As a provision of my decree we agreed that he would be able to claim one of our children on his tax return. He finally paid all of the child support for the year and is asking to claim one of the kids. None of the other aspects of our agreement is being followed. I have my kids 365 and other than the child support he contributes nothing to their lives. Will I get in trouble if I say no? And do I need to legally make a change to my divorce decree?
A more precise answer to your question may depend on the language in the court's order/decree. This tax exemption is allocated between the parents in the proportion of their respective contributions to supporting the children. Case law has defined this to mean the proportion of the parties' respective incomes used to calculate the child support amount. You can only modify it by filing a motion, and if the exemption is already allocated based on your incomes and your income proportion has not changed enough to alter the 50/50 split, then the court should follow the law and order no change.
However, your question implies that the other parent did not pay child support timely. If the support obligation was not current as of 12/31/2018, then there is an argument that you can deny his request and claim both children. However, without a Form 8332 releasing his claim, whoever files their tax return first will have an advantage, because the IRS will reject a second tax return that claims the same dependent based on social security number. Finally, you may ultimately need a court determination if he submits the dispute to the court, so you will need to demonstrate to the court that he was not current on his basic child support obligation as of 12/31/2018.
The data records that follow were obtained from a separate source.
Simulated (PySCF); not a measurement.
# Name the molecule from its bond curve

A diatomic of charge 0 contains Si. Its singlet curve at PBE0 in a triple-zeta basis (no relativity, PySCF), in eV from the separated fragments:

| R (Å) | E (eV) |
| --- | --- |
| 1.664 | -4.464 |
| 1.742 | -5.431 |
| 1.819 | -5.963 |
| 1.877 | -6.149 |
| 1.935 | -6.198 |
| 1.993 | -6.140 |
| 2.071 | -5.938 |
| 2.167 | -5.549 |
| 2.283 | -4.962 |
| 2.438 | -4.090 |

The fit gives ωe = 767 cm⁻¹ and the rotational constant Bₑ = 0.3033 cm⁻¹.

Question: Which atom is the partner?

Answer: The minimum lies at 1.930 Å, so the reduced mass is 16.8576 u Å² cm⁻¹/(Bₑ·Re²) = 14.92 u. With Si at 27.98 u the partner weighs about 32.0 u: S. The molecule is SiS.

The general information provided is intended to be a starting point only by describing general aspects of the law. It is highly important and advisable that you consult with a Colorado family law attorney concerning your specific legal rights and obligations. No attorney-client relationship exists, or is in any way created by reading, accessing or using the information.
You also might want to review the new Trump tax law that eliminated the dependency tax exemption for children.